The value should be an floating point value between 0 and 1.
memory-mode-uniformity-threshold
Specify the threshold ratio for checking the uniformity of memory mode entries across the cluster.
XML syntax:
<config> <memory-mode-uniformity-threshold>NUMBER </memory-mode-uniformity-threshold> </config>
If the percentage of nodes that share the same memory mode entry value is above the value specified for the memory-mode-uniformity-threshold tag, then that value is considered uniform in that cluster. If the percentage of nodes that share the same memory mode entry value is below the uniformity threshold, then a sign is generated.
The value should be an floating point value between 0 and 1.

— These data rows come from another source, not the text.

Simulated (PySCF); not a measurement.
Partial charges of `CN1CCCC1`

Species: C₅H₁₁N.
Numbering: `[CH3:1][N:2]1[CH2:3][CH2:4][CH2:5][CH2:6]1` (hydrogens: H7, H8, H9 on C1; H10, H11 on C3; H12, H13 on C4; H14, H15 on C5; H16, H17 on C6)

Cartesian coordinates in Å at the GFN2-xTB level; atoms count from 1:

memory-uniformity-threshold
Specify the maximum allowable deviation, in bytes, from the median memory size before a memory size is considered non-uniform.
XML syntax:
<config> <memory-uniformity-threshold>NUMBER </memory-uniformitythreshold> </config>
Any value greater than 0 can be used for this tag. The default value is 268435456 bytes (256 MB).
ntp-offset-threshold
Specify the maximum offset value an NTP peer can have before a sign is generated.
XML syntax:
<config> <ntp-offset-threshold>NUMBER </ntp-offset-threshold> </config>
Any floating point value can be used for this tag.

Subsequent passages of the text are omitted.